May 14, 2009
Carnegie Mellon faculty, students and researchers — including those in the Data Storage Systems Center — have a new instrument to add to their data storage research toolbox: an ultra-high vacuum (UHV) system outfitted with a scanning probe microscope and other surface analysis tools that will aid researchers working on the Tip-Directed Field-Enhanced Nanofabrication (TFAN) project.
The TFAN UHV system, purchased from RHK Technology in Troy, Mich., can reduce atmospheric pressure to 1x10-10 torr and contains four chambers, each playing a unique role and offering different instrumentation for preparing, mapping and — possibly — patterning small surfaces. Each chamber is separated from its neighbors by a gate valve that controls contamination and keeps the pressure of each chamber intact, regardless of what happens in the other chambers.
The system's first chamber is a load lock, effectively a front door where samples can enter and exit the machine without impacting the pressure in the rest of the system. The second chamber — for surface analysis — was manufactured specifically for Carnegie Mellon by STAIB Instruments and houses X-ray photo emission spectroscopy (XPS) and Auger electron spectroscopy (AES) tools for surface analysis. Both instruments allow the user to understand the chemical composition of the surface in precise ways. These techniques are useful for both detecting contamination and ensuring proper surface preparation.
Researchers can also prepare surfaces in the UHV system's prep chamber, which contains specific tools to create a sample with a pristine surface. For example, the prep chamber holds a stage that can heat a sample to 1,250 Celsius to burn off oxides; a mass spectrometer that enables temperature-programmed desorption; an ion source used to clean a metal surface by bombarding it with Argon; and a doser that allows the operator to leak different adsorbate gases into the chamber (e.g., disilane and hydrogen).
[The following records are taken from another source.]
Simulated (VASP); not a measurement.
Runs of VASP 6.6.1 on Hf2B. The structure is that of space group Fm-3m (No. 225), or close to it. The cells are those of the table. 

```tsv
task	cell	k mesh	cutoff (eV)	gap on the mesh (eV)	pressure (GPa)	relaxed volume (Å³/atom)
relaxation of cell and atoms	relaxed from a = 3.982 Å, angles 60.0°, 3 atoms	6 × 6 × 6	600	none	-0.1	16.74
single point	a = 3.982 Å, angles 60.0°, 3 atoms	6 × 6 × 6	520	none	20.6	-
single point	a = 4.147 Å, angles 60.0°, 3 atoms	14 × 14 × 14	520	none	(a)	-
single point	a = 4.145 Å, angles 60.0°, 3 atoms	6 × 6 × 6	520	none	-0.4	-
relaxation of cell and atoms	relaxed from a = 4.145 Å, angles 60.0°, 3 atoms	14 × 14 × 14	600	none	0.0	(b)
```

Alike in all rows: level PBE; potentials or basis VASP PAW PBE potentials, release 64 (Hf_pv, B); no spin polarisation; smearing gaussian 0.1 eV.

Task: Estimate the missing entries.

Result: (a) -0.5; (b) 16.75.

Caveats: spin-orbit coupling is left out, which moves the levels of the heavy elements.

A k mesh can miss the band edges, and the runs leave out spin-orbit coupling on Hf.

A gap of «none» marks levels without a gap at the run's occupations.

The heart of the TFAN system lies in its scanning probe chamber and what its instrumentation could offer for the future of nanotechnology. The chamber houses a combination scanning tunneling microscope (STM) and atomic force microscope (AFM), both traditionally used to image a surface. By using the microscopes at a higher intensity, researchers hope to actually create nanoscale features on the surface. Doing so in an UHV environment means the surface will remain uncontaminated long enough for scientists to actually manipulate the surface.
Lead by principal investigator Electrical and Computer Engineering Associate Professor David Rickets, a team of cross-disciplinary experts hopes to show that tip-directed field emission may be just the technique needed to take nanofabrication to the next level. Ricketts and his team plan to use the TFAN UHV system's capabilities to expose silicon wafers to disilane, which will be adsorbed onto the silicon. They can then place the surface in the probe chamber and use the electrons from the probe tip to remove hydrogen and deposit silicon. By repeating the process numerous times, they hope to generate specific patterns on the silicon surface. This sort of purposeful patterning, which has not yet been done successfully, could open the door to a new world of nanoscale devices.
Joining Ricketts in the investigation are ECE Professor and DSSC Associate Director Jim Bain; Howard M. Wilkoff Professor and Institute for Complex Engineered Systems Director Gary Fedder; Bertucci Distinguished Professor of Materials Science and Engineering Robert Davis; Assistant Professor of Mechanical Engineering Metin Sitti; Assistant Professor of Chemical Engineering, Materials Science and Engineering and Physics Mohammad Islam; and postdoctoral researcher Joshua Smith.